Food is one of the most important aspects of the wedding celebration. But for vegan couples — with non-vegan guests — preparing a menu devoid of the standards like steak and chicken and cheesy pasta can prove tricky.
Luckily, today’s vegan menus aren’t just plates of vegetables or faux-meat dishes masquerading as carnivore cuisine. They’re composed dishes that folks of any food lifestyle can enjoy.
“A lot of dishes try to mask that they’re vegan,” says Alexa Lemley, operations manager and chef at Lemleys’ Catering in Columbus, Indiana. “If you’re vegan, be out and proud.”
Classic Approach, Vegan Twist
In creating a vegan menu, some caterers choose not to make vegan versions of meaty favorites because people can tell the difference. Lemley’s company caters to both meat eaters and non-meat eaters, and works with vegan customers to create an experience for all palates.
One of Lemleys’ most popular vegan options is an heirloom tomato bar and carving station. Chefs carve the tomatoes to order, and guests can add oil and balsamic vinegar to them. Lemley usually offers fresh mozzarella. “It’s good to have a non-vegan option for non-vegans. They can throw it in there and do their own little Caprese.”
Lemley also offers a grilled-vegetable carving station where a chef grills up zucchini, squash and portabella mushrooms, carves them, and guests can choose various sauces and condiments.
“[Vegans are] not second-class food citizens, but we treat them the same way we treat meat people,” says Lemley. “We let the ingredients stand out on their own.”
Creative Comfort Food
At the Green Light Café, a vegan and vegetarian catering company in Asheville, North Carolina, chefs work to create vegan dishes that are at the comfort-food level. Co-owner Shannon Blair says they can make a nut roast that tastes similar to meat loaf, barbecue soy chunks that are like spare ribs, and a cauliflower gratin with cashew alfredo that’s like a cheesy potato casserole. For those that are comfortable with vegan options, Blair can make dishes like quinoa tabuleh.

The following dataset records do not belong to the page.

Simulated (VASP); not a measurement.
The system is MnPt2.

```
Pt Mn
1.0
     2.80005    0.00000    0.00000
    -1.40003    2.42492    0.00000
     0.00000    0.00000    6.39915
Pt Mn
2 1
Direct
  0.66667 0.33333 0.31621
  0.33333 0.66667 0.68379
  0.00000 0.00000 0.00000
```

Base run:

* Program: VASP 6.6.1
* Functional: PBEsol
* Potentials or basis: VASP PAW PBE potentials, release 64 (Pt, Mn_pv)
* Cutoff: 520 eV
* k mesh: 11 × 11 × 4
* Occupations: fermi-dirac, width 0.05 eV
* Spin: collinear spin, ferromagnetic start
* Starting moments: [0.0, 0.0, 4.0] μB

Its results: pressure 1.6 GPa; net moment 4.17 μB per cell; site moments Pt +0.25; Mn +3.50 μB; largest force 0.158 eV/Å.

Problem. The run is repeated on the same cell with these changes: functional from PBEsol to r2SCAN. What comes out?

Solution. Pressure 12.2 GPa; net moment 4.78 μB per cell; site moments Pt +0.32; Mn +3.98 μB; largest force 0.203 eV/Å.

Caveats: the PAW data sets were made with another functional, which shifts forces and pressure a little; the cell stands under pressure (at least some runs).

“For non-vegans we try to create a menu that’s something they’ve had before and something they can [recognize],” says Blair, mentioning that her walnut crusted eggplant Parmesan resembles a beefy marinara over eggplant.
“We want to create food so that guests have warm, fuzzy thoughts for the bride and groom and are not thinking about how weird the food is,” says Blair.
“You get to do some fun food,” adds Lemley, noting that in creating vegan dishes, she can explore global options such as Indian and Middle Eastern flavors that people aren’t normally willing to do.
“Rock it out animal-free,” she says. “It can be done.”